Where regulations do meet up with technology is in well integrity. For example, in March 2016 the RRC passed regulatory changes around Rule 13 governing casing, cementing, drilling, well control and completion requirements. The big issue was trying to protect the outside casing of these wells with more cementing. There is technology that can case those wells with wraps. If you are only worried about corrosion, not the integrity from a strength perspective, wraps can do just as good a job.
Can we recognise that technology within our regulation? It’s about adapting RRC rules to incorporate technologies that might be just as effective, if not more than the status quo.
Regulation, particularly on the federal level, has been extremely bad at recognising better techniques. For example, in the refining industry techniques around inspection and non-destructive testing have moved light-years ahead of where the Occupational Safety and Health Administration’s regulation stands. They are constantly trying to catch up. It is pervasive in the Department of Transportation and the Environmental Protection Agency [EPA] as well.
At the RRC, we try to be as up to date as possible incorporating technology and techniques that would be affected by our regulations into our rules.

What are the biggest challenges the RRC faces from federal regulations?

The biggest issue we have with federal regulations are ancillary, not direct impacts. For example, the major concern right now is methane emissions. The EPA has decided to treat methane as a greenhouse gas, therefore calling it a pollutant and regulating its emission. Regulating the emission of methane on one hand sounds fine, but on the other hand to what degree is it practical? If you are going to regulate methane down to tiny leaks that are extremely difficult to prevent, then the costs are going to become astronomical.
Here’s a realistic scenario: An operator has a good stripper well [marginal well] producing 40 barrels per month at USD 50 per barrel, making a couple thousand dollars a month operating this thing. It can barely break even. Now the EPA demands implementation of methane monitoring tactics such as installing an actual methane monitor, requiring operators to sniff the gaskets periodically and to replace seals around flanges. The operator cannot afford to operate with those requirements and will shut it down. To some degree, that is certainly bad for our local economy. We have thousands of stripper wells in Texas, which on an aggregate, produce a whole lot of oil and gas. Shutting those down would have a negative impact.
The bigger and more detrimental impact is when a well in this state is rendered inactive and the operator loses their P5 licence to operate. Responsibility for the well reverts to the RRC. If the EPA shuts down all these stripper wells and the RRC gets thousands of wells to plug, it is going to cost the state hundreds of millions of dollars. Those are regulatory situations that we monitor and the real impacts that we are trying to prevent.

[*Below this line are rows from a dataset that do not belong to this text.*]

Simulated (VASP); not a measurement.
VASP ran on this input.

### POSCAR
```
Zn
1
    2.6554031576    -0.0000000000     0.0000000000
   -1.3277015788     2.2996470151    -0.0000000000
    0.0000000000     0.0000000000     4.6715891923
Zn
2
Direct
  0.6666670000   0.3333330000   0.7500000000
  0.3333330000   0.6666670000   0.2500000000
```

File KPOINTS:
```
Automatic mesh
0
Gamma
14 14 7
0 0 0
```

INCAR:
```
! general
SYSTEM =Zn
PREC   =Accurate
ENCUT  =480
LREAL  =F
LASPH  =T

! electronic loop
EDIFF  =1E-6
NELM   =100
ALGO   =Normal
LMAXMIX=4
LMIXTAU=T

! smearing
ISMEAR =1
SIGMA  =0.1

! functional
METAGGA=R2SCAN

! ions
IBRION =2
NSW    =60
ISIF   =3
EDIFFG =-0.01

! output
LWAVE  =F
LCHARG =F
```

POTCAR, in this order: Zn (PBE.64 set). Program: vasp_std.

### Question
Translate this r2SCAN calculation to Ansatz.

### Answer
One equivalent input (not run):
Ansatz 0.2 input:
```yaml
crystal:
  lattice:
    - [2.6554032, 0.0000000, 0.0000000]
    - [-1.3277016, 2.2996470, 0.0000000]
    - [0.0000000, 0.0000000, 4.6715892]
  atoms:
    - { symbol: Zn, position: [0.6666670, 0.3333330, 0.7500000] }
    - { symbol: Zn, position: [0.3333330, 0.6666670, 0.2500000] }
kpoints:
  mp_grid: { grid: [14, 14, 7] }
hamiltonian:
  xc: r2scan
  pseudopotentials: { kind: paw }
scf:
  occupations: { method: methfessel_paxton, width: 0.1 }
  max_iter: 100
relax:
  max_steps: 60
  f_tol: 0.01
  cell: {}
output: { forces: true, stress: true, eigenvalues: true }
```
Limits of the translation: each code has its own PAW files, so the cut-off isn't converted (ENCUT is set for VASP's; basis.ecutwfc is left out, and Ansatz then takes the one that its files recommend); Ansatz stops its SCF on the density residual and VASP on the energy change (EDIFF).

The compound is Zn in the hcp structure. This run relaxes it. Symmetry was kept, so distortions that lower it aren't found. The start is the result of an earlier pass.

What is the current state of CNG and natural gas vehicles in Texas and the USA as a whole?
This is probably a bold prediction, but I believe in my lifetime we will see 18-wheelers, trash trucks and city buses running mostly on natural gas. It is absolutely coming. Natural gas is extremely cheap to produce, especially in the Marcellus play. Pennsylvania is holding down natural gas prices for everyone. When you see natural gas prices get up to USD 3 or USD 4 per million Btu again, it will open up production from the Barnett and the Haynesville plays. Production will all go bonkers. There is plenty of natural gas in the USA.
Natural gas takes a lot more sophistication to harness and utilise. In places such as China, India and Pakistan, it is very hard to use natural gas. Oil is much easier because it is stable at room temperature and atmospheric pressure. The demand for oil will continue to rise around the world at a greater pace as developing countries become more urbanised. Natural gas is going to continue to be very affordable in the USA, even as we continue to export it.
When it comes to natural gas vehicles, it is a chicken and egg question: trucks won’t be converted to natural gas until they have sufficient fueling stations, and stations won’t be built until there are sufficient fleets to service. We have a total of about 120 CNG and LNG refueling stations in Texas. That may not sound high compared to gas stations, but pretty soon, we will hit a critical mass and you will see an exponential increase in natural gas fueling stations. The more stations that are built, the more trucks will be converted and the more trucks that are converted, the more stations will be built.
There was a bill in the previous Texas state legislature session to provide state loans to local governments to convert their vehicles to natural gas. The loan was not offered to private entities. For example, a school could borrow money from the state to convert all their school buses to natural gas. This is a good business decision, as we are not subsidising anything. I supported that bill, but it did not pass. There is public support for natural gas vehicles, and in the next five to 10 years, a noticeable chunk of fleets will switch fuels. However, it will be a lot longer before people convert their cars.

How will the global oil and gas industry evolve in the years to come?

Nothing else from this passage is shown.